Fig. 1 shows the XRD pattern of flower-like CeO2/TiO2 heterostructure.

First, all the observed black labeled diffraction peaks in the XRD pattern
can well correspond to the anatase TiO2 structure (JCPDS Card #21-
1272). The XRD pattern shows diffraction peaks on the (1 0 1), (0 0 4),
(2 0 0), (1 0 5), (2 2 0), and (2 1 5) crystal surfaces of TiO2 in the
heterostructure, and the crystallinity of (1 0 1) crystal surface is high.
Second, the red mark in the XRD shows obvious diffraction peaks on
the (1 1 1), (2 0 0), (2 2 0), (2 2 2), (3 3 1), and (4 2 0) crystal surfaces of
CeO2 in the heterostructure. Among them, all the red mark diffraction
peaks observed in the XRD can well correspond to the pure cubic
structure of CeO2 (JCPDS Card #34-0394). At the same time, the
diffraction peaks of other species were not detected in the pattern,
indicating the successful preparation of the CeO2/TiO2 heterostructure.

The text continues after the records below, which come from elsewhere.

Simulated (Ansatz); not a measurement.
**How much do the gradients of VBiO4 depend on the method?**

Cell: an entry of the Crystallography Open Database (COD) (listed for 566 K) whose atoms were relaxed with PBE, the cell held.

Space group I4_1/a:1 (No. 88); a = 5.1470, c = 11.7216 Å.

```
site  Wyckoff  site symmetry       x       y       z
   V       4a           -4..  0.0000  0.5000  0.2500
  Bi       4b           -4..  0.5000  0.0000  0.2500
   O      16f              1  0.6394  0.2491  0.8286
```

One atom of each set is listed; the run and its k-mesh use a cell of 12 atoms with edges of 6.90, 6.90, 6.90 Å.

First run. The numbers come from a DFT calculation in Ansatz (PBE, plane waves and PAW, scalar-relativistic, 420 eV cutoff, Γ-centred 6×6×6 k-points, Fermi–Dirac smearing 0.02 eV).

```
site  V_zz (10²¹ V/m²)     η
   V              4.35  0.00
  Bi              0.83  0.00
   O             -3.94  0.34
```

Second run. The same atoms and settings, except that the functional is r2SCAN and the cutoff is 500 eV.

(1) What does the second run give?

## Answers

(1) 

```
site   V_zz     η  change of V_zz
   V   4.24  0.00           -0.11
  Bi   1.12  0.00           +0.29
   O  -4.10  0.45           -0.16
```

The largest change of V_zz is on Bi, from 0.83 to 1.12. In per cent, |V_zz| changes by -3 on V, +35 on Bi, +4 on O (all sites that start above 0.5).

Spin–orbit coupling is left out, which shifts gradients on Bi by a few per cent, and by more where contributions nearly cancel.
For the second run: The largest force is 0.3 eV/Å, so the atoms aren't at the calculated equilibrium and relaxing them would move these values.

Fan et al. [16] reported that the crystallinity of
CeO2/TiO2 heterostructure is lower than that of single-phase TiO2,
which may be attributed to the lattice distortion caused by the
difference of lattice parameters between CeO2 and TiO2 crystal.
Moreover, the peak of CeO2 in Fig. 1 is not as sharp and high as that of
TiO2, indicating that the crystallinity of CeO2 is not as good as that of
TiO2, thus supporting the research results of Meng et al. [16].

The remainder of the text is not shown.